Growing up, I played in a park that had a seesaw. It was always a challenge to walk from one end of the seesaw to the center and balance the two sides. Once there, my friends would try to throw me off by tipping the ends. I'd lean one way, then the other, and move down the sides, just to stayed balance and on top of things.

It feels that way in the news business, too. The Mercury News in San Jose is in the process of reinventing itself. At its blog, Rethinking the Mercury News, Chris O'Brien describes the daily struggle of every editor whose eyes are open. He breaks down reader suggestions:

1. We’re angry that you moved the puzzles, and keep moving them. Put them back.

2. We're angry about the TV guide being changed from a book format to the new, large format. It's unwieldy and annoying. Put it back.

...But this feedback also goes to the heart of the most difficult part of the process. We know the current newspaper is becoming less and less useful to people. So we want to reinvent it. But how do you do that without further alienating the 200,000-plus people who currently subscribe?

He nails it. That is the most difficult part. To answer his question, the smart money is on marrying print and digital in a way that appeals to the niche users of both, hanging onto print as it "evolves" and riding digital as it grows. But I don't sense that is the answer he's looking for. His question is directed specifically to the morning paper. He has a couple choices, I think.
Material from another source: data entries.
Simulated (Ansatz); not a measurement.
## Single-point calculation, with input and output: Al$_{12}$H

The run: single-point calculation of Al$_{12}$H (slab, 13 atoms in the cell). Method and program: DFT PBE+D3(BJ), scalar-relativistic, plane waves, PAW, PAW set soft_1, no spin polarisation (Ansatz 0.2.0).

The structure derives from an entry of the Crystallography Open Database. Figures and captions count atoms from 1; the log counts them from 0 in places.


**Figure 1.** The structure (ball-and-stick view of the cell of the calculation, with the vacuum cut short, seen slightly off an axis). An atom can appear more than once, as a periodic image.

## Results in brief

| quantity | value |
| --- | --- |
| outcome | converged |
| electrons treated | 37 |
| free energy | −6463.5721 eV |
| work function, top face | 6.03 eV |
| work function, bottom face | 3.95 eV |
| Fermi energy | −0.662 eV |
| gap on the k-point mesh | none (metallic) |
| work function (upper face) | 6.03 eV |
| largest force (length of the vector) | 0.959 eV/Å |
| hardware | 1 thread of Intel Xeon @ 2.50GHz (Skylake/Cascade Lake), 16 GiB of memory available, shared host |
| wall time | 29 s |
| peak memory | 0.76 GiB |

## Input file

1. Reinvent the paper for the 200,000-plus people who currently subscribe. Make it what they want. Give 'em the puzzles and TV book they want. Problem is, people who subscribe do so for a specific reason. Start messing with it and you upset them. If you don't want to upset them, you end up trying to do everything, which in these times of contraction, is usually not an option.

So you do what San Jose is doing: ask and listen. Useful means a lot of things, but at its core it means finding out what people are trying to get done in their lives and how can you help them. (The Newspaper Next model.) Then, the hard part comes: eliminate the content that doesn't isn't mentioned often or that isn't your specialty. You will upset some, but that is the price of strategic reinvention.

2. Make subtle changes that will attract new readers and please current readers. Harder than it sounds. Much of your content can be tweaked to appeal to both groups: more photography, easier navigation, more interesting stories. But some can't and you have to add, which costs money and takes space. Again, in these times of contraction, you face a zero-sum game, at best. And there is probably a reason that non-readers are non-readers. Subtle changes may not be enough.

In any event, both subtle and dramatic moves tip the balance on the seesaw.

Before you start anything, your first decision is to decide your niche. With mass on its way out, reinvention won't work under the same assumptions. Everything is niche. Determining what readers you want will help determine how you upset the balance.